I was sort of clueless about labeling quilts until I listened to Quilting for The Rest of us – Episode 27 “In Which We Document Our Quilts“. I hadn’t labeled any of my projects and really didn’t see the importance of doing it. Listen to the episode if you haven’t – Sandy has some great suggestions on labeling and keeping quilt diaries. I wanted to expand on this a bit and do a blog post on quilt labeling especially after receiving an e-mail from one of my readers, Laura, that asked about my Rainbow Insomnia label.
Let me start by saying flat out: I’m not an expert on quilt labeling. Right now I’m going by the belief that any label is better than no label at all. Why Label My Quilt?
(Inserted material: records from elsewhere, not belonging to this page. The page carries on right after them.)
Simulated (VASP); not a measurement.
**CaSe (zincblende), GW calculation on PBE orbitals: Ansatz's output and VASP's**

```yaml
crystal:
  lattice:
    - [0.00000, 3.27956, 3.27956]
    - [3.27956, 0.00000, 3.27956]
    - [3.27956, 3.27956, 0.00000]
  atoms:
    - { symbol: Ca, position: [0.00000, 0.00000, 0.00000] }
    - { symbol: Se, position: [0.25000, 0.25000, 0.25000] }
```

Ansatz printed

If you haven’t had the chance to visit a quilt museum yet you should go take a look at one. There are lots of antique quilts that were not labeled so we have no idea who the maker is, when it was made, where it was made, and what the maker was thinking. I know many of us aren’t thinking of our quilt being passed down 50-100 years from now but perhaps you came across an antique quilt in your life and you wondered how it came to be. Wouldn’t a label have been nice to give you a little history?
What do I include on my quilt label?
When I do a label I try to include the following information:
- Sewn By:
- Quilted by:
- The Quilt Name
- Original designer of pattern (if known)
- Date finished
Sometimes not all of that will fit but I try to include all of it for each quilt I finish now. For Rainbow Insomnia my embroidery machine was acting up so I wasn’t able to include a blurb saying Kimberly Einmo was the original pattern designer but it’ll be all over my blog and website so I know I’ll remember who did it!
As far as deciding what to include, here is where the road forks in about 20 different directions. You’ve got lots of options.
- Quilts you are keeping
I’d do a full label for these quilts. Chances are these quilts will eventually be passed down to a family member and they need to have all of the pertinent information on them. At the very least you’ll be making it easier to remember when you finished that particular quilt!
- Quilts you are gifting
Some people don’t understand the idea behind a full quilt label. For these you might just want to include who it is from (the maker), who it is being gifted to, the month and year it was finished, and any special message you may want to include. If you are giving a quilt to another quilter then by all means include everything.
- Quilts you are selling
Oftentimes quilts are made before you know who they are going to be sold to. For that you might just want a label with your business name and information on it.
- Commissioned Quilts
These are somewhat different than quilts that are just put on Etsy since you know who they are going to before they are made. If the quilt that was commissioned is intended to be a gift for someone else I ask how they want the label personalized for the recipient and include a small line with my name, month and year in the label as the maker. If the quilt was commissioned for personal use I fill it out keeping that person in mind.
- Quilts going to the dog or cat
I’m not a cat person so I can’t speak for them but my dogs haven’t complained about not having a quilt label on their quilt yet. Cats might be pickier. Use your own discretion.
Attaching Your Label
Whatever option you chose I recommend you attach the label before you quilt your quilt. I’m a firm believer that the label should be quilted into the back of the quilt so it becomes difficult to remove should it get stolen. If you happen to forget that’s fine – attach one afterwards but try to remember it next time!
So how do I do this labeling business anyway?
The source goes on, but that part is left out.